In the weeks and months prior to the current financial crisis, much of the world media was reporting on a global crisis in food. A seemingly inexorable rise in the price of basic food supplies in 2007-2008 threatened poor populations around the world, and government leaders scrambled to contain the social unrest that followed.
To explain this food crisis to an audience in St. Louis in May 2008, then-President George W. Bush pointed to the size of the Indian population. Claiming that India's "middle class is larger than our entire population," Bush argued that the demand for "better nutrition and better food" among this massive group had caused food price increases worldwide.
Bush's remarks provoked an uproar among Indians, who refused to accept blame for the global food crisis. Many Indian journalists and government officials instead linked the spike in food prices to American policies that favored using grains for ethanol fuel and subsidized U.S. farmers.

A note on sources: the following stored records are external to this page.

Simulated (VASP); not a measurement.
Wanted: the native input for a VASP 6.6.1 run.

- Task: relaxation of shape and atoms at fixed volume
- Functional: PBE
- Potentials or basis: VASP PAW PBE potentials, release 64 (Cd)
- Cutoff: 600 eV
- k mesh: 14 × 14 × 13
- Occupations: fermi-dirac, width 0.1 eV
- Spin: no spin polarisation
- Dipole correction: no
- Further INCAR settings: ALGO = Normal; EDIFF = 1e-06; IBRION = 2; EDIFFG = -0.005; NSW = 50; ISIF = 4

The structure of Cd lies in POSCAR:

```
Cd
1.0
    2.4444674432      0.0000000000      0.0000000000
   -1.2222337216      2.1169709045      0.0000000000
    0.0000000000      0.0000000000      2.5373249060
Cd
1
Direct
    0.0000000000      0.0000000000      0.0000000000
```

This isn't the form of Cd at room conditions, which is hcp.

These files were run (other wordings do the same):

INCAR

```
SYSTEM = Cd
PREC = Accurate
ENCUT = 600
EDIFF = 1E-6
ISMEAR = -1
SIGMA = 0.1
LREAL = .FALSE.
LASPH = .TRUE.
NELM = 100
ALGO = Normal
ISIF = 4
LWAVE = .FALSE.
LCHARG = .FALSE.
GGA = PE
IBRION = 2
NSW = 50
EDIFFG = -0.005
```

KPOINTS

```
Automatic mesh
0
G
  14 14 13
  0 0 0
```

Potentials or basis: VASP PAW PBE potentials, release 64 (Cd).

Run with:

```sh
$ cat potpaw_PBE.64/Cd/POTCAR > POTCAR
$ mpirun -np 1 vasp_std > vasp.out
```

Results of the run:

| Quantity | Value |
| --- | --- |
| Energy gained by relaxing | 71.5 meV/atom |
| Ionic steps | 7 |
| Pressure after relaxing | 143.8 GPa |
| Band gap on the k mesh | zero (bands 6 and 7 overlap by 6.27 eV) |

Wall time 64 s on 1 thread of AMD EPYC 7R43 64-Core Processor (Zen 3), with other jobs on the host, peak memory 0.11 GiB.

Others, like analyst Pradeep Mehta, argued that if Americans would just reduce their weights to the Indian middle class average, "many hungry people in sub-Saharan Africa would find food on their plates."
This heated exchange marked another episode in a longstanding debate about whether India is an "overpopulated" place. Since the early nineteenth century, some observers—Indians and others—have remarked that India's population is too large for the country's resources to sustain.
In more recent years, some in the United States and Europe have argued that this large population poses a global threat, as Indians consume an ever-increasing portion of the world's resources in a bid to satisfy an ever-growing population.
Population numbers seem to support these concerns. The population of India has grown rapidly over the last sixty years, from about 350 million in 1947 to approximately 1.16 billion today. Although the rate of growth has now slowed, India's population size is still increasing, and demographers expect it to reach 1.65 billion people by 2050, making India the most populous country on earth.
The numbers alone cannot tell us the full story, however. The debates about Indian population size have also focused on the related question of under-production—that is, the problem is not so much too many people as too little food. For more than two centuries, the question — is India really "overpopulated" at all?—has been hotly contested and bound up with broader tensions about political power, economic development, and access to global resources.
Population and Prosperity in the Nineteenth Century
In early modern India, a large population was typically taken to be a sign of prosperity and progress. A densely populated area signified fertile land, the availability of labor, good governance, and peaceful conditions. Small populations, by contrast, were seen as a sign of decline.
A Maratha official touring the war-torn Mughal territories near Delhi and Agra in 1784 remarked with concern that "there were no ripening fields to be seen anywhere… The local administration was already oppressive—on top of that came the failure of the rains and the peasants died en masse, so that entire villages were left uninhabited."